US Secretary of State Antony Blinken met Russian Foreign Minister Sergei Lavrov in Geneva last week

Brussels (AFP) - Top US diplomat Antony Blinken and European ministers were preparing Monday what they vowed would be a tough response to any Russian incursion into Ukraine, as Kyiv complained that Washington’s decision to withdraw diplomatic families was “premature”.

Tensions are soaring over Russia’s deployment of some 100,000 troops at its neighbour’s borders, and Britain followed the US and sent home some staff and their relatives from its embassy in Kyiv. Moscow insists it has no intention of invading.

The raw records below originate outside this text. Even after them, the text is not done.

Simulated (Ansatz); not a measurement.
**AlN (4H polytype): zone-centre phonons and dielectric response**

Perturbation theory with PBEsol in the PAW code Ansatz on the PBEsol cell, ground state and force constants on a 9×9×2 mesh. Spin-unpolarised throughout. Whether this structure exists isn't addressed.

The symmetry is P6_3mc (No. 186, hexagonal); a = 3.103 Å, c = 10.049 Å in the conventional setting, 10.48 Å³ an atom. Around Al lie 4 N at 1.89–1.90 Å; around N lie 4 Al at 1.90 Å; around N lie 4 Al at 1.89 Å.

The US is trying to marshal its allies to prepare an unprecedented package of sanctions for Moscow if its sends in its forces – and European Union members insist they could hit the Kremlin with “massive consequences” in days if needed.

But there remain divisions over the extent of any punishment for Moscow and how imminent the threat of military action could be.

Blinken will dial in to a meeting of EU counterparts in Brussels to brief them on his talks Friday with Russian Foreign Minister Sergei Lavrov, where the two sides failed to make a major breakthrough but agreed to keep working to ease tensions.

EU foreign ministers will sound out Blinken over a written response Washington has committed to provide to Moscow this week after the Kremlin laid down a series of security demands that would stop Ukraine joining NATO and roll back Washington’s influence in eastern Europe.

Ahead of the latest week of talks, Washington on Sunday ordered the families of its diplomats to leave Ukraine and authorised the “voluntary” departure of non-essential embassy staff.

Ukraine’s foreign ministry decried the move as “premature” and insisted there had been no “no radical changes” recently in security conditions.

The EU’s foreign policy chief Josep Borrell said the bloc had no plans to pull people out yet, adding there was no need to “dramatise” the situation while talks with Russia continued.

- React ‘forcefully’ -

The EU – in consultation with the US and other allies – is pushing to put together a package of sanctions against Moscow that it hopes will help deter Russia from any military action.

Foreign ministers are not expected to give approval to any options for sanctions on Monday, but an EU source said Russia’s mammoth oil and gas supplies to Europe could be targeted.

“There’s no doubt we are ready to react forcefully with comprehensive sanctions – never seen before,” Danish Foreign Minister Denmark FM Jeppe Kofod said.

The 27-nation bloc faces a complex task compiling its raft of measures as its members have starkly differing approaches and ties to Russia.

The new government in economic powerhouse Germany has faced criticism from Kyiv over its refusal to send arms to Ukraine and hesitation over calls to cut Moscow from the global SWIFT payment system.

German Foreign Minister Annalena Baerbock insisted any further aggression from Moscow would get a “clear response” from Europe and talked up economic support Berlin gives Kyiv.

The West is struggling to work out at what point Russian actions would trigger the sweeping response it has threatened – after US President Joe Biden spoke of a “minor incursion” last week.

Britain, which left the EU at the end of 2020, ramped up the rhetoric with Moscow over the weekend by alleging it had information the Kremlin was seeking to install a “pro-Russian” leader in Kyiv.

The current fears of a Russian invasion follow Moscow’s 2014 annexation of Crimea from Ukraine.

Kyiv is already fighting a low-level conflict with Russian-backed rebels controlling a chunk of the east of the country that has claimed 13,000 lives in the past eight years.